Course Hero, "A Short History of Nearly Everything Study Guide," January 18, 2018, accessed December 11, 2018, https://www.coursehero.com/lit/A-Short-History-of-Nearly-Everything/.
Bryson next discusses how scientists determined the age of Earth. He begins with amateur scientist James Hutton, who "created the science of geology" in the late 18th century by pursuing questions such as why fossils were found on the tops of mountains. There were two theories at the time. The neptunists believed the explanation was in the rising and falling of sea levels. In contrast, the plutonists believed there were both exterior and interior forces that shaped Earth. Hutton's largest contribution to this debate was the idea that Earth's geological processes required a great deal of time.
After Hutton's theory supported the plutonists, scientists became preoccupied with a new controversy in an attempt to determine exactly how change over such a large span of time would have occurred. There were again two different camps. Catastrophism argued change occurred rapidly and was widespread. Uniformitarianism stated changes occurred slowly over time. Influential geologist Charles Lyell was a major champion of the latter idea, presented in his book Principles of Geology.
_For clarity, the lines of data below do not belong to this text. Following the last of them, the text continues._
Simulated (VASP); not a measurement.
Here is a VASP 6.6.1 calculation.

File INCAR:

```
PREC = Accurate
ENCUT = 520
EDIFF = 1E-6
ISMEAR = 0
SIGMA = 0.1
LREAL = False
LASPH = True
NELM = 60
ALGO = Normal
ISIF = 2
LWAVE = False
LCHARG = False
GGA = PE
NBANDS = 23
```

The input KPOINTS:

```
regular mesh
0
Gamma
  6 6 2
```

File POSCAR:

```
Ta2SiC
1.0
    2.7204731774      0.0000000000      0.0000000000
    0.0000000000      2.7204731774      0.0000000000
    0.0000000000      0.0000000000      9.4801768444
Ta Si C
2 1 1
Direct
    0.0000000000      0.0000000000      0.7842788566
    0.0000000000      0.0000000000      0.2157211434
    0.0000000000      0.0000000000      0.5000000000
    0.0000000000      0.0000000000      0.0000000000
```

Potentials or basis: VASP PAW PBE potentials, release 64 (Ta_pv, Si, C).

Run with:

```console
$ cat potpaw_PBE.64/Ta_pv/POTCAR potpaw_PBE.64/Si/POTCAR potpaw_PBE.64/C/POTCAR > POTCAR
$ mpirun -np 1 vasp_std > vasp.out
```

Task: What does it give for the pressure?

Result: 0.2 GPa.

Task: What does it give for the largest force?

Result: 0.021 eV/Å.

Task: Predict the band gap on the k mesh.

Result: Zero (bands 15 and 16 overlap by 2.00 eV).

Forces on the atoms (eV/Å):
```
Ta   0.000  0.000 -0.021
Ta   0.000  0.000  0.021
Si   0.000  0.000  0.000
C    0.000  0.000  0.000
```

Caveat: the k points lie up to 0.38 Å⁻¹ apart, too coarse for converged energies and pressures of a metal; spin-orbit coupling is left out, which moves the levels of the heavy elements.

Bryson then describes how the naming and labeling of geologic epochs, stages, and ages has changed over time. While different divisions and labeling occurs depending on the area of the world, he points out in his notes a helpful way to remember the difference between eras and periods. Citing writer John Wilford, he advises thinking of the eras (Precambrian, Paleozoic, Mesozoic, and Cenozoic) as seasons in the year and periods (Permian, Triassic, Jurassic, and so on) as the months within those seasons.
By the mid-19th century, the majority of scientists believed that Earth was ancient; the question was to understand exactly how old it was. Various aristocrats, such as the Comte de Buffon and Lord Kelvin, attempted to answer this question with little success. The problem was people had yet to understand how the sun could continue to burn for more than a few tens of millions of years, when the fossil evidence suggested Earth was potentially much older than this.
Hutton and Lyell fathered and contributed greatly to the advancement of geology as a science. However, this chapter continues to emphasize Bryson's point science is often dominated by the individuals who attract the most attention—sometimes to the detriment of progress. Lord Kelvin, for example, whose achievements in other areas were considerable, is said to have become "more forthright in his assertions" about the age of Earth and "less correct."
In addition much scientific knowledge is based around happenstances of history. For example, British names and labels are the most common in the geological lexicon because the British were the most active early in the history of the field. Problems within the field are often the result of how scientists choose to interpret and present data. As a result, when trying to compare data, scientists must attempt to find a common ground. To some extent this can be accomplished by using the jargon associated with a particular field. Even so, however, different perspectives on otherwise straightforward data can result in a lack of agreement about its meaning.